As for whether such a state can realistically be secure or independent, I think it is rather obvious that the answer is no. I suppose you can make a case that the Palestinians, somehow delimited, possess such a ‘right’, but that would pry the can of worms open. The real point is that Israel has a very strong military and great and powerful friends. In an unprecedented move, the occupied population was boycotted by the entire international community because they voted for representatives that the occupiers found objectionable. No campaign, no union meetings, no incremental implementation was required. In one fell swoop, the PA was cut off completely. And to my knowledge not a single Harvard Law professor ‘has threatened sanctions to "devastate and bankrupt" those acting against’ the PA. With a neighbour that has for over a century demonstrated a real commitment to their destruction, denying their existence, committing wholesale ethnic cleansing, can anyone honestly claim that security and independence are a realistic prospect for the state of Palestine?

Neither question addresses the little issue of borders. I’m sure a lot of people answered them on the assumption that the borders would be roughly the Green Line, with ‘mutually agreed adjustments’ to take account of ‘facts on the ground’. In other words, the Israeli Jewish-only conurbations constructed precisely to gain permanent control of the most fertile lands and the aquifers in the West Bank would be annexed to Israel, as intended, and in compensation, the Palestinian state would get, as Jonathan Cook wrote recently, ‘a land swap scheme that would force up to a quarter of a million Palestinian citizens (but hardly any territory) into the Palestinian ghettoes being crafted next door…The Bedouin in the Negev are being reclassified as trespassers on state land so that they can be treated as guest workers rather than citizens.’ Quiet ‘transfer’ – disarming the ‘demographic time bomb’.

14. Would you strongly support, somewhat support, somewhat oppose, or strongly oppose a negotiated peace agreement between Israelis and Palestinians that included the establishment of an independent, secure Palestinian state alongside an independent, secure Israeli state, and resolved final status issues of Jerusalem, refugees, and borders?

Much of the discussion of Questions 9 and 10 applies directly to Question 14. What is new here is the issue of negotiations and the explicit mention of the ‘final status issues’.

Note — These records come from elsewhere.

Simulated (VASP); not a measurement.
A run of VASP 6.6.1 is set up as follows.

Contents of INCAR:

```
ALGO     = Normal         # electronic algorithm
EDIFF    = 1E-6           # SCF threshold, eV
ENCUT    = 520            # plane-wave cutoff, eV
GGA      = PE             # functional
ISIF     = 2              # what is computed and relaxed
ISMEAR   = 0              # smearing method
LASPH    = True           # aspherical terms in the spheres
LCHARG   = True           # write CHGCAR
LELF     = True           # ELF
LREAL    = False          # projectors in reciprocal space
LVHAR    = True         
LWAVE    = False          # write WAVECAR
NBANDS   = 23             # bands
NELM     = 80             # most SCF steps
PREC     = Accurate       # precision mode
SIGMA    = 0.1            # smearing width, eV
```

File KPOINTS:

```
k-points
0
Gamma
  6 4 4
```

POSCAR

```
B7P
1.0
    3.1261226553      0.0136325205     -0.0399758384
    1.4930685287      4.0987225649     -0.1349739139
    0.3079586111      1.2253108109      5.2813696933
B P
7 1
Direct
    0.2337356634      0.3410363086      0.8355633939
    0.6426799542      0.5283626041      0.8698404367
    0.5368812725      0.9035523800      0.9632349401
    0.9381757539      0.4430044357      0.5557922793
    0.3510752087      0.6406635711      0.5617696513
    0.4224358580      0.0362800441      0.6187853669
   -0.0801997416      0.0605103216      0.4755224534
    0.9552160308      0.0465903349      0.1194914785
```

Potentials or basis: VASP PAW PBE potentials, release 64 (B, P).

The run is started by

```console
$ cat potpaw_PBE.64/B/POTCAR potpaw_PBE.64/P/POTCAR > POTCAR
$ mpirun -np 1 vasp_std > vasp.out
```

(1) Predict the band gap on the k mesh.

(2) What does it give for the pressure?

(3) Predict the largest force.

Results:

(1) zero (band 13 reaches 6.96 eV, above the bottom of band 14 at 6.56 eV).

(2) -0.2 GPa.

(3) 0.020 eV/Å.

Who negotiates on behalf of ‘Israelis’ is not problematical. It goes without saying that the Israeli government has to power to claim to negotiate on behalf of ‘Israelis’, although there are certainly grounds for disputing it. I surmise that Palestinians is here being used in the sense ‘the PA’. In my view, as the PA is not a state, as Israel absolutely is, like it or not, it does not have the power to make that claim. In particular, there isn’t even a pretence that the PA represents Palestinian Israelis or the refugees, although these groups will be directly and immediately affected by any negotiations. Beyond that, it appears to be universally accepted that Israel can decide who represents the Palestinians – Israel refuses outright to have anything whatsoever to do with the very people the Palestinians in the occupied territories have elected for the very purpose of representing them. Anything whatsoever, that is, apart from shell, shoot, and arrest them. To offer any answer to this question therefore requires that the respondent buy into the fiction that there is some entity, presumably the PA, but not the elected representatives of the Palestinian Legislative Council, that can legitimately negotiate on behalf of all Palestinians.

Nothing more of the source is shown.